Japanese meditation is known the world over for its spiritual, physical and mental health benefits
Its roots trace back to the origins of Zen Buddhism, a religion that offers a path to enlightenment through meditation. Studies show that practicing Zen meditation helps cope with anxiety and stress, among other health benefits. In a fast-paced country like Japan, meditation is a superb way to slow down and experience peace of mind. Zen meditation is not just for Japanese locals. These days, visitors to Japan can take part in the centuries-old tradition of Zen at retreats and Buddhist temples across the nation.
History of Japanese Buddhism
Buddhism arrived in Japan sometime in the 6th century through China and Korea along the Silk Road, an ancient network of trade routes. Shinto, an indigenous faith of Japan, predates the arrival of Buddhism, and is said to have evolved from ancient nature-worshiping religions. Buddhism helped shape and evolve Shinto, though most Japanese would be hard-pressed to call themselves devotees of either faith, and visit both Buddhist temples and Shinto shrines.
Zen is arguably the most well known school of Buddhism in Japan, and aspects of Japanese culture are either greatly influenced by, or direct expressions of Zen. Japanese Gardens, tea ceremonies , and even martial arts can trace their roots back to Zen.
Zen Buddhism is the practice of meditation to reach self-realization and enlightenment. Those who practice Zen don't rely on powerful deities, but instead are guided by their teacher along their spiritual journey.
How to Meditate
Meditation has many health benefits. Studies show it helps cope with depression and anxiety, reduce stress, improve sleep, and in some cases, even treat chronic pain. If you're interested in learning about Zen Buddhism and how to meditate, zazen, a famous Japanese meditation technique, is a great place to start. Its focus is on deep thought and contemplation, and it serves as the foundation of Zen meditation.

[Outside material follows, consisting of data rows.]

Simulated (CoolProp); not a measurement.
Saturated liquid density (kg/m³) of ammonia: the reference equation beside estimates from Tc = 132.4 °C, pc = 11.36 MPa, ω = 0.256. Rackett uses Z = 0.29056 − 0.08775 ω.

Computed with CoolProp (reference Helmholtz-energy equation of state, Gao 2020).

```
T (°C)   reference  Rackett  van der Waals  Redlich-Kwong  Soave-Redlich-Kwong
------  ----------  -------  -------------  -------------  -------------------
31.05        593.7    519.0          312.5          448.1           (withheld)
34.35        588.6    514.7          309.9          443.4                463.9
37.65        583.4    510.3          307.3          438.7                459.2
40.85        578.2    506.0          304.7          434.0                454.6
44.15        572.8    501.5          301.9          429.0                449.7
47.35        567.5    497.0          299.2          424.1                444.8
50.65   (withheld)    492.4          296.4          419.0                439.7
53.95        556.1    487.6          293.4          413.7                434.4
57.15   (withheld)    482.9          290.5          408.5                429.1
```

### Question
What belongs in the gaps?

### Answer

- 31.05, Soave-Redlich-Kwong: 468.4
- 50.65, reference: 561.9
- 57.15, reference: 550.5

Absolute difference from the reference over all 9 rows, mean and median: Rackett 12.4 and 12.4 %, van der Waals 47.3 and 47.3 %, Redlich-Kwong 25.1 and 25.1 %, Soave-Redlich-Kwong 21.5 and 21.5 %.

Zazen technique involves a sitting posture in a quiet, tidy place. Sitting either on your knees or in lotus or half-lotus position, straighten your spine, pull in your chin, and extend your neck as if you're reaching for the ceiling. When practicing zazen, allow your breath to flow quietly and naturally without trying to control it. As thoughts arise, let them come and go without judgement, neither pursuing nor trying to escape them.
Experience Japanese Meditation
In Japan, people often practice sesshin, group meditation that takes place in temples or centers. If you are looking for a quintessentially Zen experience, look no further.
Visitors the world over travel to Japan to study meditation at Buddhist temples. In a typical zazen session, you'll learn the basics of meditation and how to incorporate zen into your daily life. You're then guided through the practice of Zazen in the tranquility of a temple setting. Classes are generally followed by a tour of the grounds or the chance to participate in other Zen practice.
Kyoto, Nara and Kamakura are famous for their Zen temples, plenty of which offer meditation lessons. Lesser-known areas such as Sendai and Otsuki offer these classes as well. Reservations are usually needed to join a zazen lesson, and English sessions are available in many places around Japan (though it certainly varies from temple to temple). Some locations offer daily practice while others have only have one lesson per week, so it's best to do some research and plan before you go. Nearly all Zen temple grounds feature gardens that you can explore either before or after your session to help with meditation and focus.
In the 6th century, Buddhist monks created Zen gardens to help calm the mind and assist with meditation. Zen gardens, or Japanese rock gardens, are typically made of gravel, sand, moss, pruned trees and bushes, and an intentional, extremely conscientious placement of rocks and stones. To create a Zen garden, sand and gravel are carefully raked into spiral or rippled patterns, usually to represent water, and various rocks and stones are used to symbolize elements such as trees or fire. The smooth pebbles used have been worn down by nature rather than the hand of a person. Zen gardens imitate the essence of nature rather than the actual use or appearance of it. The result is a soothing, tranquil spot that encourages introspection and meditation.
Zen gardens are often small, and are meant to be seen from a single point of view outside the garden itself. Some of Japan's most famous Zen gardens include Komyoji in Kamakura and Ryoanji in Kyoto. A UNESCO World Heritage Site, the Ryoanji grounds were originally the estate of a wealthy aristocrat before they were converted to a Zen temple in 1450. The origin of the famous gardens, however, as well as their true meaning, remains a mystery.
Other Temple Experiences
Besides meditation classes and viewing Zen gardens, there are other temple experiences available to curious visitors. All around the country, you can take part in tea ceremony, shakyo calligraphy classes, or shukubo—an overnight temple stay.
Tea culture is synonymous with Zen Buddhism in Japan. It was created in the Zen environment, and the tea ceremony has been greatly shaped by Zen Buddhism. Some temples offer a tea ceremony class, in which visitors learn the history and philosophy of the tradition before watching a tea ceremony performed by the instructor, then finally brew and serve their own tea.
Shakyo calligraphy is the art of drawing Buddhist sutras by hand. While it is exquisitely beautiful, the method requires more than just an eye for art. Each stroke insists on your avid attention, making shakyo a practice in mindfulness and discipline. Many temples offer shakyo classes for those interested.
Finally, some Zen temples have guesthouse areas called Shukubo, where you can actually spend the night in a temple. Historically, only monks and pilgrims were permitted to do this, but thanks to growing interest in Zen Buddhism, more and more locations are opening their doors to foreign guests overnight.
All information is correct as of March 2019.